On Turning Thirty

Today is my last day as a twenty-something. I’m still not quite sure how I feel about that. I guess it doesn’t matter. Whether I am ready for it or not, the sun will rise tomorrow and I will be thirty.

It’s better than the alternative, right? Turning thirty is better than not turning thirty. If I really think about it, age is really just a human construct anyway. Yes, our bodies get older, but the number is essentially meaningless. Thirty has no more significance than twenty-seven or thirty-one. I know better than to get caught up in marketing. My best friend has already  left her twenties behind, as has my PH. It wasn’t a big deal for either of them. And yet…

In last year’s pre-birthday post I talked about how for the first time, I finally felt like an grown up. Even though my furniture still doesn’t match and I still wear jeans with holes in the knees. This isn’t always true. Feelings of adulthood come and go. Oddly enough, I think Shiva’s presence made the largest impact on my maturity levels. I can’t just run off to the mall on a aprés-work shopping spree any more. When one is responsible for a very demanding living creature, one’s priorities are forced to change.
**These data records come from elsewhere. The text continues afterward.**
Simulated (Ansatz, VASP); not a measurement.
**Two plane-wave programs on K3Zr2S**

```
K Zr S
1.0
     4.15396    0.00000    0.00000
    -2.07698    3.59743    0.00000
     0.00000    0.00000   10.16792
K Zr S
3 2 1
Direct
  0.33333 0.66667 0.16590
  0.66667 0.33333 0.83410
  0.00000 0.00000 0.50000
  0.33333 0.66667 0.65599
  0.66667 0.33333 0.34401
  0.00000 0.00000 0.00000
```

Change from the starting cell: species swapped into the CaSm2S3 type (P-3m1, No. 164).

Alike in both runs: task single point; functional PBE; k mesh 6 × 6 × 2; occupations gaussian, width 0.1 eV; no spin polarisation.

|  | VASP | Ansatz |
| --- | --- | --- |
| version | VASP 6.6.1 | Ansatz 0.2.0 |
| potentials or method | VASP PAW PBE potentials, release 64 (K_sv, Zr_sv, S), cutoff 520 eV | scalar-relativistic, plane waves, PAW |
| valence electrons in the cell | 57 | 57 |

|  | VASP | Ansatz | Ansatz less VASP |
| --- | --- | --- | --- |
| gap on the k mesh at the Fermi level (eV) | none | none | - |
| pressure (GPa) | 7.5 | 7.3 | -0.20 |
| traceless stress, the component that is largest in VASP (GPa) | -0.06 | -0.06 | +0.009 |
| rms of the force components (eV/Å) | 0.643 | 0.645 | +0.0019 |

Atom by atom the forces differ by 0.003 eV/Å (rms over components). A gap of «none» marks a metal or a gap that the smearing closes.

Of course, this doesn’t stop me from wanting to indulge in a good tantrum every once in a while. Which is fine. I can’t be all trimmed hair and getting my taxes done before the deadline all the time, right? Like one of my favourite bloggers recently said “show me a person who doesn’t still feel about fifteen in their own head and I’ll show you a person I probably wouldn’t want to have a beer with”.

For the record, I didn’t send in my taxes until July last year. Does this mean my adult membership card is revoked?

So… Thirty. Yeah. Everyone keeps telling me how much the next decade is going to rock, how being in your twenties is sucky and awful and now that I’m older I know myself so much better and things are just going to slide into place. I’m not so sure I believe these people. If you’ve read this blog at all you’ll now I’m not really a sliding into place kind of gal.

The only thing I am sure of is that the third decade of my life, especially the last few years of it, was a heck of a lot better than the first two. Not that being in my twenties was super magical party times but it beat being a teenager. I remember on my eighteenth birthday I was in despair because I wanted to be seventeen forever. Thankfully that particular wish didn’t come true. To totally rip off Margaret Atwood, the only people who think childhood is wonderful are the ones who have blocked out the memories. I’m thinking if I keep on this same trend, being in my thirties might be better than being in my twenties.

I guess I’m gonna find out.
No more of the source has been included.